Sony is planning to cut spending on development of semiconductors over the next few years, the company said Monday.
The cut comes as Sony is reaching the end of a three-year restructuring plan through which it's been trying to reduce costs by YEN 200 billion (US$1.6 billion) through a variety of layoffs, plant closures and the ending of unprofitable businesses. The plan, which has the end of March 2008 as its target date, had succeeded in achieving savings of YEN 147 billion by the end of December 2006. Nine factories out of a total of 11 targeted for closure had been shut down and 10,500 people -- 500 more than targeted -- had left Sony's payroll.
The exact amount by which semiconductor research spending will fall has not yet been decided, said Tomiyo Takizawa, a spokesman for the company in Tokyo.
A report in the Tuesday evening edition of the Nihon Keizai Shimbun business daily said Sony will cut chip R&D spending by about YEN 200 billion. It will achieve this by outsourcing production of a future-generation version of the Cell microprocessor to another company, the newspaper said.
Sony's Takizawa said such a decision hasn't yet been made.

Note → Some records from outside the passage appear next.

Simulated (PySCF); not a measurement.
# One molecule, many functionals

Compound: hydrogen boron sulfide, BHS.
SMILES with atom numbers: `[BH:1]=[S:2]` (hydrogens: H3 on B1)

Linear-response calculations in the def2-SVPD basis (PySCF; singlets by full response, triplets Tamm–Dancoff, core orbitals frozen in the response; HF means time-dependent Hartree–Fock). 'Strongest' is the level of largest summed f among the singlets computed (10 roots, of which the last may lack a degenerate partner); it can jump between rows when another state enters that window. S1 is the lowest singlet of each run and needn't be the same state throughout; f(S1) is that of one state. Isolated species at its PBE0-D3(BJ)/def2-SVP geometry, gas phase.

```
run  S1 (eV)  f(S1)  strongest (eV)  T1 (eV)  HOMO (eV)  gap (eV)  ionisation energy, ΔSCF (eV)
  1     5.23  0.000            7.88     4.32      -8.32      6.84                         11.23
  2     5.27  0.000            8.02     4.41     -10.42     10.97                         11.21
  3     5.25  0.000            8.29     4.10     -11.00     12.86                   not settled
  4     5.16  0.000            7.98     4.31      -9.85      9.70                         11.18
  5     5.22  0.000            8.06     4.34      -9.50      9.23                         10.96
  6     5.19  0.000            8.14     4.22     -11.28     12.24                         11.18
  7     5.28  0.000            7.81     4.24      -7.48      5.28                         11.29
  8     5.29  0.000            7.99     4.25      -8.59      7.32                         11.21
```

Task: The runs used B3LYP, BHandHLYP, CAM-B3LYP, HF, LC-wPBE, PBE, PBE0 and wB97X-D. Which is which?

The Cell processor lies at the heart of the recently launched PlayStation 3 games console and Sony has plans to put it in a wide range of consumer electronics products. The current version is built on a 90-nanometer production process and Sony will shortly begin mass production of a second-generation model that is built on a 65-nanometer process. Each step in process technology results in a chip that is physically smaller and uses less power but the jumps also require invest in chip design and chip manufacturing technology.
By choosing to outsource production of the future 45-nanometer version of the chip, Sony will achieve the desired savings, the newspaper said.